December was a disappointing month in terms of audiobooks. None of these listens really blew me away. 

Oliver Twist by Charles Dickens

I’ve always found this book to be a bit intimidating. Not because of it’s length, but because of the story. Granted, my knowledge of said story only extended as far as knowing Oliver is an orphan that is punished for daring to ask for more food. That’s it. That’s all I knew. And that premise has never caught my attention.
But, I wanted to check this classic off my list so I audiobooked it. And… while it wasn’t what I was expecting, I still only feel “meh” about it. 

Dickens has a way to of bringing the drab, dirty city alive. It’s something I’ve always enjoyed about his writing. And his characters! They all vary from one to the next. Although Oliver’s childish innocence reminded me of a young Pip. Anyway, the writing is great, the characters are interesting, the narration was on point, and yet I didn’t really care for the story. Hm.

The Little Book of Hygge: Danish Secrets to Happy Living by Meik Wiking

This book first came to my attention when my book twin Morgana @Morganas Book Box reviewed it. Now, I need to learn how to be happier so of course this book quickly went onto my TBR. When the audiobook became available on OverDrive, I jumped at the chance to listen to it. 

The main point I got from this book: comfort is key. The Danish embrace comfort on a whole other level. Candles, books, food. Anything can be Hygge if it makes you calm and relaxed. Seems simple enough to do. 

It was a quick, fairly interesting read. As an introvert, Wiking’s description of Hygge sounds like a beautiful dream. I’m not a writer, so I can’t really put it into words. But. If you read this book, then you’ll figure out what I mean 😉

The Marriage Plot by Jeffrey Eugenides 

I thought the concept of this book was interesting. A college love triangle where the girl in the middle (Madeleine) is writing her thesis on the marriage plot found within Romantic and Victorian novels. But it fell completely flat for me.

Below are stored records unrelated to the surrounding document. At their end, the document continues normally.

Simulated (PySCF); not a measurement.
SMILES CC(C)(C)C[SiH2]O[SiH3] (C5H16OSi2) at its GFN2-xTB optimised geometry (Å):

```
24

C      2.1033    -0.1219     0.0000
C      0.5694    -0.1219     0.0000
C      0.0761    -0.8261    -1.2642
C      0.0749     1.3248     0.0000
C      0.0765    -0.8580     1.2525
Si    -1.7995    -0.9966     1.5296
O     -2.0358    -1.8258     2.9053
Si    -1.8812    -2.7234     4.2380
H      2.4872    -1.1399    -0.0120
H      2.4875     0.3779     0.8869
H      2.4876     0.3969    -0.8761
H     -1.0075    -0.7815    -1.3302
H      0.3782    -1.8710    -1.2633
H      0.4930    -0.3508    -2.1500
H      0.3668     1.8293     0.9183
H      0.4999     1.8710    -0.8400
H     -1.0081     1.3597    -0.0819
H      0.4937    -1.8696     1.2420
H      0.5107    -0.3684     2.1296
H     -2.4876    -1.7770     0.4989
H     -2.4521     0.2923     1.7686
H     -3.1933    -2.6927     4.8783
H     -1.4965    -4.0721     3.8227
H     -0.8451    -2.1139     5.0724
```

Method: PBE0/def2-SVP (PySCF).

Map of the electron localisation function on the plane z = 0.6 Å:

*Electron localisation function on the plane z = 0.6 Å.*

My biggest gripe is how utterly pretentious this book is. Dropping author names left and right and expounding their ideas. So you know who Marquis de Sade and Cheever are. Kudos to you, sir. 

I think this book is designed to be read and appreciated by a certain group of people (i.e. English majors and people who thoroughly enjoy discussing literary themes). Me, I don’t like to overthink books. So I didn’t like this book. 

The only reason I gave this book 2 stars on Goodreads: Leonard. He is one of Madeleine’s love interests. He is also a manic depressive. I thought his representation was fairly done so I bumped my rating up. Other than that. Nope. Couldn’t stand listening to this book.

Recommend? Only to fans of The Secret History

Favorite listen? Definitely The Little Book of Hygge. A great little book from the CEO of The Happiness Institute. Plus, I found his voice to be so soothing! 

4 thoughts on “December 2018 Audiobooks

  1. Ah, that’s a shame about Oliver Twist. I think of all the Dickens stories I’ve ever read, it’s the only one I actually enjoyed. I always felt sorry for the lady, I can’t remember her name.

    I loved Middlesex, but every other book of his that I’ve found on GR have received such poor reviews which is a shame because Middlesex blew me away. I think I’ll read for Leonard if I do end up reading it, but The Secret History feel to it makes me want to drench my head in a bucket of ice water.

    Liked by 1 person

    1. A Tale of Two Cities is my favorite Dickens. I think he’s very hit or miss as an author.

      Middlesex was so good!! Unexpected twists and such an interesting story. But this book was… annoying lol. I really did love the idea of it though.

      Liked by 1 person

      1. I liked A Tale of Two Cities and certain aspects were quite exhilarating, Sydney Carton as a character and the French Revolution was interesting. But the romance, eesh, Sydney sacrificed himself for that? Gah.

        Hmm, that’s a really interesting thought. Is it a great story or just a great idea? Authors could learn from journalists if they ask themselves that. But yes, Middlesex, captivating, I want to read a book like that one day… can you imagine if we could reread our favourite books and have all memory of having read it before wiped out? That would be divine.